The housing market and homebuying demand continues to cool as mortgage rates tick up above 3% for the first time in 10 weeks, according to a new report from Redfin, the technology-powered real estate brokerage.
The Redfin Homebuyer Demand Index—a measure of homebuying demand and requests for home tours and other home-buying services from Redfin agents—has fallen below 2020 levels for the first time this year (-1% year over year for the week ending June 20), and the Mortgage Bankers Association home purchase index has declined 11% since the week ending March 24. As a result of declining sales, the active supply of homes for sale has crept up 5% from the 2021 low in mid-March. However, home prices are still rising, homes are selling in fewer days than ever and more homes than ever are selling above list price. These homebuying demand indicators will take longer to reflect a slowdown since they are based on homes that went under contract a month or two ago.

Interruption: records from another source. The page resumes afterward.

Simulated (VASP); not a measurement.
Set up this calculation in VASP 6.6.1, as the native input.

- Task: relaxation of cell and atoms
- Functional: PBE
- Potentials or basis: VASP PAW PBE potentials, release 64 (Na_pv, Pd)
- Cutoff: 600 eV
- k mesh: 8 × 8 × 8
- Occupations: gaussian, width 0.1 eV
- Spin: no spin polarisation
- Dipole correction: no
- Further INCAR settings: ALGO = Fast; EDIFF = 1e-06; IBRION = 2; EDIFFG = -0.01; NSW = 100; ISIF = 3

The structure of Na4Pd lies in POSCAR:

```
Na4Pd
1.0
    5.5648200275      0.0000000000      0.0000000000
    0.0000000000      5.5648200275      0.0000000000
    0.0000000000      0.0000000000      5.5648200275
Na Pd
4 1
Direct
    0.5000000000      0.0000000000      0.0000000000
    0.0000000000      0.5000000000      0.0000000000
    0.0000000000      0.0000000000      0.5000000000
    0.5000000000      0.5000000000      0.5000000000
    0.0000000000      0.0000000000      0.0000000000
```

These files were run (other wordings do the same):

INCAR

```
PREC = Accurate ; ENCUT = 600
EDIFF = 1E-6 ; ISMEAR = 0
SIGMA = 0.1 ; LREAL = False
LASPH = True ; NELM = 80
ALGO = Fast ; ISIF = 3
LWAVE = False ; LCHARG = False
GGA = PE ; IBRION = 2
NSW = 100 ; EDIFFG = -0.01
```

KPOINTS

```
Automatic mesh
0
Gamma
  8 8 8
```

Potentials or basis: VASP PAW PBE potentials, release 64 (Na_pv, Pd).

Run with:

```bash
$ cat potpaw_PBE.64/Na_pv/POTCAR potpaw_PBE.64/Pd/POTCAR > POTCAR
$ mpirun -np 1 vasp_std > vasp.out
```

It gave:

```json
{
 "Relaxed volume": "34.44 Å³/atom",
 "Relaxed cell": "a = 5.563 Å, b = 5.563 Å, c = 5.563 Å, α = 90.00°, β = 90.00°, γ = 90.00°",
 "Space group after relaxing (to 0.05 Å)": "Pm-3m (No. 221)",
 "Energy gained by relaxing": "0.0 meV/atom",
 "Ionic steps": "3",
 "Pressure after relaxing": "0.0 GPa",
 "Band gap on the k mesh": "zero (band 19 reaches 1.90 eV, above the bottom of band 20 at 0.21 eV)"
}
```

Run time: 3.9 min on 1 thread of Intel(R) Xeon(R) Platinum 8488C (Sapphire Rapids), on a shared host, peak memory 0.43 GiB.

“Some homebuyers are pausing or abandoning their plans to buy because homes in their area have gotten too expensive,” said Redfin Chief Economist Daryl Fairweather. “Even though there are no signs of prices coming down, homebuyers may face a bit less competition and have a bit more selection of homes this summer than they did earlier this year. All year we’ve heard stories about homeowners being reluctant to sell because they don’t want to face such a tough market as a buyer. As the housing market cools slightly, we may see more homeowners finally decide to cash out and move. And as the economy continues to reopen and employers clarify their work-from-home policies, more homeowners may decide that a move is in order.”
To view the full report, including charts and methodology, visit
Key housing market takeaways for 400+ U.S. metro areas:
Unless otherwise noted, this data covers the four-week period ending June 20. Redfin’s housing market data goes back through 2012.
Data based on homes listed and/or sold during the period:
• The median home-sale price increased 23% year over year to $361,750, a record high.
• Asking prices of newly listed homes were up 13% from the same time a year ago to a median of $362,600, down 0.2% from $363,250 during the four-week period ending June 6. From a seasonal perspective, asking prices have held up higher and for longer than they typically do at this point in the late spring.
• Pending home sales were up 21% year over year. For the week ending June 20, pending sales were down 10% from the 2021 peak during the week ending May 30.
• New listings of homes for sale were up 6% from a year earlier and have declined 5% from the 2021 peak during the four-week period ending May 23.
• Active listings (the number of homes listed for sale at any point during the period) fell 34% from 2020, but have climbed 5% since the 2021 low during the four week period ending March 14.
• 55% of homes that went under contract had an accepted offer within the first two weeks on the market, well above the 44% rate during the same period a year ago, but down 1.7 percentage points from the high point of the year, set during the four-week period ending March 28.
• 41% of homes that went under contract had an accepted offer within one week of hitting the market, up from 32% during the same period a year earlier, but down 2.1 percentage points from the high point of the year, set during the four-week period ending March 28.
• Homes that sold were on the market for a median of 15 days, a new all-time low and down from 39 days a year earlier.
• A record 54% of homes sold above list price, up from 26% a year earlier.
• The average sale-to-list price ratio, which measures how close homes are selling to their asking prices, increased to 102.3%. In other words, the average home sold for 2.3% above its asking price. This measure is 3.8 percentage points higher than a year earlier and an all-time high.
Other other leading indicators of homebuying demand and activity:
• Mortgage purchase applications increased 1% week over week (seasonally adjusted) during the week ending June 18. For the week ending June 24, 30-year mortgage rates rose to 3.02%, the first time rates have been above 3% in ten weeks.
• Home tours as of June 20 were 30% above their level at the beginning of the year, compared to 48% increase at the same point last year according to home tour technology company ShowingTime.
• The seasonally adjusted Redfin Homebuyer Demand Index fell below 2020 levels for the first time this year during the week ending June 20, and is down 18% from the 2021 high point, which was hit during the week ending March 28.